One of the things I love about Go and find to be a strong supporter of serendipitous interface standardization is Go’s implicitly declared interfaces.
However, there are times you really, really want to explicitly declare an interface, such as when you have a larger interface and you want your IDE and/or the compiler to tell you when you are not implementing it correctly.
This was my situation when I was brand new to go and given the fact that go did not have an implement
keyword or similar I just assumed that you could not explicitly declare an interface.
So I did what any frustrated developer would do and I blogged to request a new language feature[1]. And lo-and-behold, someone explained that which google had failed me. And so I am blogging about it today in hopes that other Go-newbies won’t miss this wonderful technique.

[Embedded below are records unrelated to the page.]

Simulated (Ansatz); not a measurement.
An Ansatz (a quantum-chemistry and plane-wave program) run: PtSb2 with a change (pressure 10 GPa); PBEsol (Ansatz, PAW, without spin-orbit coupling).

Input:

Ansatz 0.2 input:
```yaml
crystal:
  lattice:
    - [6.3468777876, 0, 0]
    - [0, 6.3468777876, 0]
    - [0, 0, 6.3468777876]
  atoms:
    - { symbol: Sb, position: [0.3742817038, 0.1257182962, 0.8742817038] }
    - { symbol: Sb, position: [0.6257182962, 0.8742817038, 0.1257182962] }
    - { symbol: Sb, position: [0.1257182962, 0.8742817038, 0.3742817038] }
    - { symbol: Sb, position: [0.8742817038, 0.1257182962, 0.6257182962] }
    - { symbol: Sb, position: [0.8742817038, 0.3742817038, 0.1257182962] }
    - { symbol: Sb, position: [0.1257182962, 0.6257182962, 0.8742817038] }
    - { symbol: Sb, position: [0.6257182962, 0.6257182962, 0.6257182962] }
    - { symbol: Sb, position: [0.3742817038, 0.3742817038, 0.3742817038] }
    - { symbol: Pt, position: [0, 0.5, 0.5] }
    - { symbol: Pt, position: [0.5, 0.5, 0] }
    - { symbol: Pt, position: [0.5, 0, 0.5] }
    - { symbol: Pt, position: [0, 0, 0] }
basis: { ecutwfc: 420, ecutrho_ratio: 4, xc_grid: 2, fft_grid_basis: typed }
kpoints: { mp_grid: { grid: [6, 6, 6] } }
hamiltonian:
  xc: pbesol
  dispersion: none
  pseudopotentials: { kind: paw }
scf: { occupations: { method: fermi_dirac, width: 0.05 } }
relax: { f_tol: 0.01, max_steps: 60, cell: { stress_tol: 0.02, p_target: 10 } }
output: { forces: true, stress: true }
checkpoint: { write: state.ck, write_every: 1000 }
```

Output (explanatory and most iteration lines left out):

Simply put, define a variable using the blank identifier of the type of your interface, and then assign a nil pointer of your struct’s type to that blank variable, and voila, you now have explicitly defined your that your struct implements your interface:
var _ Gearboxer = (*Gearbox)(nil)
type Gearboxer interface {
Start(BoxArgs) error
Stop(BoxArgs) error
...
}
type Gearbox struct {
Config Config
Api api.Api
...
}
func (me *Gearbox) Start(args BoxArgs) error {
...
}
func (me *Gearbox) Stop(args BoxArgs) error {
...
}
...
[1] Actually, my feature request was more than just explicit interface declarations, but it was during that discussion that I learned how to declare them.)